Priya: "So even though the SUV is $43,500, you're only financing $41,030 — because your $2,000 down and the $3,000 of equity in your trade knock $5,000 off, and your trade earns you a tax break too. The tax and the fees are the state's and the paperwork; the doc fee is ours and it's the same for everyone."

Priya prices the money — buy rate vs. sell rate, both shown

Priya: "Now the rate. The captive will fund you at 6.9% — that's the buy rate. With our one-point markup, your rate is 7.9%. Let me show you what each one is, so you can see exactly what the markup costs."

She turns the screen.

  Amount financed: $41,030   Term: 72 months
  ----------------------------------------------------------
  At the 6.9% buy rate  ........ payment  $697.55 / month
  At the 7.9% sell rate ........ payment  $717.39 / month   ← your rate
  ----------------------------------------------------------
  Cost of the 1-point markup ... $19.83 / month
                                 ≈ $1,428 over 72 months
  ----------------------------------------------------------

Priya: "So our compensation costs you about twenty dollars a month. You're welcome to call Lakeside right now — they approved you at 7.1%, which would be about fourteen dollars a month cheaper than my 7.9%. If you'd rather take theirs, I'll hand you the paperwork with a smile. Or I can match the 7.1% and you keep everything in one place. Your call."

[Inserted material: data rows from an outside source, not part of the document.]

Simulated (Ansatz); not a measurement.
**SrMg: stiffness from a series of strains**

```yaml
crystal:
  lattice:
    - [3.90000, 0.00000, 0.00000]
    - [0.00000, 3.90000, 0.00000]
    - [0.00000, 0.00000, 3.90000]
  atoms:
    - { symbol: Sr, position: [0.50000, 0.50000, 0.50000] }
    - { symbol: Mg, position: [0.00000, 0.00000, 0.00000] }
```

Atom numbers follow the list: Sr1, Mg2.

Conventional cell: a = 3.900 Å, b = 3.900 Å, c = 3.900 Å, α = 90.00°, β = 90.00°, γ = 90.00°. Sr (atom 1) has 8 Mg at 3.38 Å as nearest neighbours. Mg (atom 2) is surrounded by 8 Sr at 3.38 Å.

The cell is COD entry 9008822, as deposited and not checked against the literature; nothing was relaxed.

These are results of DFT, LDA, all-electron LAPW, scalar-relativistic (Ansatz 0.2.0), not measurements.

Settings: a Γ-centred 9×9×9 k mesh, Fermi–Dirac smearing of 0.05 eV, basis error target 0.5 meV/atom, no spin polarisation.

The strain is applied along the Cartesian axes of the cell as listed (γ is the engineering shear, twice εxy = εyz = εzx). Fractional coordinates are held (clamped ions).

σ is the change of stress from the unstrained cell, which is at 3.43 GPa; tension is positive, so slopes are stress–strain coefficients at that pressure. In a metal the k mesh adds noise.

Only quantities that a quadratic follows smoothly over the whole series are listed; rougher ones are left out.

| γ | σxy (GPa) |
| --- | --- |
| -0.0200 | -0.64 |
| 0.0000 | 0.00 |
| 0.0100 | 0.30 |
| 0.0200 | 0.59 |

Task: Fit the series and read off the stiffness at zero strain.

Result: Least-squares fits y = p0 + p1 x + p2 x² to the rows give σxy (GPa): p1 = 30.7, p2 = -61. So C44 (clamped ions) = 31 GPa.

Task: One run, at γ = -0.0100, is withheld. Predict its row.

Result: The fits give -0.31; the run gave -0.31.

Chidi and Adaeze look at each other. Twenty dollars a month, fully disclosed, from someone who just offered them the cheaper option? They tell Priya to keep it where it is.

Chidi: "You just told us how to pay you less and we still want to do it with you. That's a first."


The Math, All Together

Line Figure
Selling price $43,500.00
Cash down −$2,000.00
Net trade equity −$3,000.00
Sales tax (6% of $25,500) | +$1,530.00
Fees (doc $599 + title/reg $401) +$1,000.00
Amount financed (P) $41,030.00
Buy rate 6.9%
Markup (store policy) +1.0%
Sell rate (signed) 7.9%
Term (n) 72 months
Monthly payment (at 7.9%) $717.39
Payment at buy rate (6.9%) $697.55
Cost of markup to customer ~$19.83/mo (~$1,428 life)
Dealer reserve earned (back-end gross) ~$1,000

The payment math, verified (formula M = P·r·(1+r)^n / [(1+r)^n − 1]): - At 7.9%: r = 0.079/12 = 0.0065833; n = 72; (1.0065833)^72 ≈ 1.602637; M = [41,030 × 0.0065833 × 1.602637] / [0.602637] ≈ $717.39.


Analysis — What Worked and Why

1. The warm handoff set up the entire back end. Because Carmen delivered relaxed, curious customers (not ground-down ones), the Okafors listened to Priya instead of bracing against her. Recall Chapter 5 §5.2: the salesperson is often paid on back-end participation, so a good handoff literally pays the salesperson too. The grind would have cost Carmen money here, not made it.

2. Disclosing the broker model defused the customer's biggest fear before it could detonate. The Okafors walked in expecting to be worked over on a rate they couldn't see. Priya named the buy rate, the markup, and the policy first. The threshold concept (§22.2) — dealer is a broker, reserve is the spread — became a trust-builder instead of a dirty secret.

3. Offering the cheaper option did not cost the deal. Priya literally pointed at Lakeside's 7.1% and offered to hand them the paperwork. They stayed at 7.9% anyway, because $20/month for convenience and someone who clearly had their back was a bargain to them. This is the §22.6 "why this works" point made real: daylight doesn't kill the reserve; it earns the referral.

4. The deal made its money ethically, in the back. The front end made ~$200. The financing reserve made ~$1,000. Add the products the Okafors will choose in Chapter 24 (ESC, GAP), and this is a healthy, profitable deal — with every number visible. That is the Chapter 1 threshold concept in action: the new-car sale is nearly a loss-leader; F&I carries the store, and it can do so honestly.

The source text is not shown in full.